Novak earned a starting spot his freshman year and stayed there until his final game as a senior. He left as Chesterton’s all-time leading scorer, breaking the 55-year-old record.

“If there was a bad play that he made the mistake, instead of whining, he would just play harder and better,” Peller said. “So many kids nowadays, say ‘oh it’s my fault’ or they blame the ref or pout. He would just jack it up another notch.”

During those four years, his competitive edge was well-known, but his future was uncertain.

After Novak averaged nearly 16 points per game during his freshman season, Division-I Valparaiso, just 10 minutes from Chesterton, offered him a full scholarship.

Since his childhood, Novak dreamed of playing at a Big Ten school. Not necessarily Indiana, where his family’s allegiance lies, but a big-name place.

Valparaiso just wasn’t it.

Novak declined, and Crusader coach Homer Drew filled his available scholarships. It would be a while before Novak’s dream school came knocking.

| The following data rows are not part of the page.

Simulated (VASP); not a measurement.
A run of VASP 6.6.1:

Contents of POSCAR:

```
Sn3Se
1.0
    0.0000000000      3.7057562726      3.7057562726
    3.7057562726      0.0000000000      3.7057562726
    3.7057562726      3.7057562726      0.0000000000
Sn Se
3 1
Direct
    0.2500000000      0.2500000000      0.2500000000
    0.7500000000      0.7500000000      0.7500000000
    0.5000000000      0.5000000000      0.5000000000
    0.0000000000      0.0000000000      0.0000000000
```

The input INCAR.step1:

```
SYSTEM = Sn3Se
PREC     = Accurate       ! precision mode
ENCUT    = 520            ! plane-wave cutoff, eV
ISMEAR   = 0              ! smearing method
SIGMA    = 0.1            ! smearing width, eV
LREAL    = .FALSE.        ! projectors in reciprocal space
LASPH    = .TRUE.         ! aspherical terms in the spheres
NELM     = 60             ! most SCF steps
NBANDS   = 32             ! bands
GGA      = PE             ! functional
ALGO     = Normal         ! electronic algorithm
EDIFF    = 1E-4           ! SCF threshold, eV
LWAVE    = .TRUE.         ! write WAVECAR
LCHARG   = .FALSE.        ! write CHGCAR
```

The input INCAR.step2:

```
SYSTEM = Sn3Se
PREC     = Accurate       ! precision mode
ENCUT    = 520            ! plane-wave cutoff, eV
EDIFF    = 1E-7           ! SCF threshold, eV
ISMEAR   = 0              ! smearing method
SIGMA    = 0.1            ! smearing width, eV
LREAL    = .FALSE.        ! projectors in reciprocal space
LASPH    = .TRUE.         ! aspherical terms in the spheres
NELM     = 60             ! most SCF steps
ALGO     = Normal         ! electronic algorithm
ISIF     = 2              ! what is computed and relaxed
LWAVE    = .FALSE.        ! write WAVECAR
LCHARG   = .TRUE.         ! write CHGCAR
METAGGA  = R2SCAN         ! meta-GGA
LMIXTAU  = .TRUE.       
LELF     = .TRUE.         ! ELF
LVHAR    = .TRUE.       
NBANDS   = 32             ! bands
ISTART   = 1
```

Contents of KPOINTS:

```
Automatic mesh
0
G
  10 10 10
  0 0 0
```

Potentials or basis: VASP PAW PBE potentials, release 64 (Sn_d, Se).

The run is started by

The summer before his senior year of high school, everyone on coach Mike Adams’s high-powered Indiana Elite AAU team had a scholarship offer — except Novak.

The Indiana Elite had the exposure, the tournaments all over the country and the notoriety to attract coaches from the nation’s top Division-I schools.

And Novak showed he was a worthy competitor.

“Especially in summer ball, you don’t really see a lot of guys diving on the floor in the summer,” Adams said. “And that was the way he played.”

Adams speculated that it could have been Novak’s ability to do everything on the court — rebound, shoot and drive — that led coaches to question where he would fit into their system.

Add that to being a standout four-year starter on the baseball team, and many coaches didn’t know what to think.

“He was a hell of a baseball player,” Adams said with a laugh. “If I was going to tell him to concentrate on something, it might have been baseball.”

Playing collegiate baseball crossed Novak’s mind, but offers were not on the table. And his heart just wasn’t in it.

But he wasn’t about to complain.

Novak entered his senior year at Chesterton without a clear future — no scholarship offers and no definite answers.

“I said, ‘I know you love basketball, but you have to look out for what’s going to be best for you,’ and he didn’t want to hear any part of that,” Dave said. “He just told me, ‘I’m going to have a great senior year.’ ”

To add insult to injury, after being named to two local newspapers’ top-five players lists after his junior season, he was left off both preseason All-Area top-five lists.

But instead of getting angry, complaining or playing selfishly, Novak just wanted to get better.

Early in the season, Chesterton traveled to Michigan City. Michigan City’s top player, Jarrod Jones, already had a scholarship offer to Ball State, and was named to the same preseason all-area team that had passed over Novak.

Novak asked Peller for the matchup.

“I remember him talking, saying, ‘Coach, this game is real personal to me,’ ” Peller said. “We were all pissed off that Zack wasn’t on the (All-Area) team. We thought, ‘This is absolutely ridiculous these papers left him off.’ ”

And the matchup with Michigan City was ridiculous, too. Novak exploded for 31 points and 14 rebounds. Jones was just 5-of-14 from the field.

“That’s the point — I just remember that kind of just sparked me,” Novak said. “It was motivation for the rest of the year.”

Where do I sign?

As January of his senior year rolled around, Novak was still unsigned. While fighting for every rebound and loose ball, Indiana’s third-leading scorer still didn’t have any big-time offers.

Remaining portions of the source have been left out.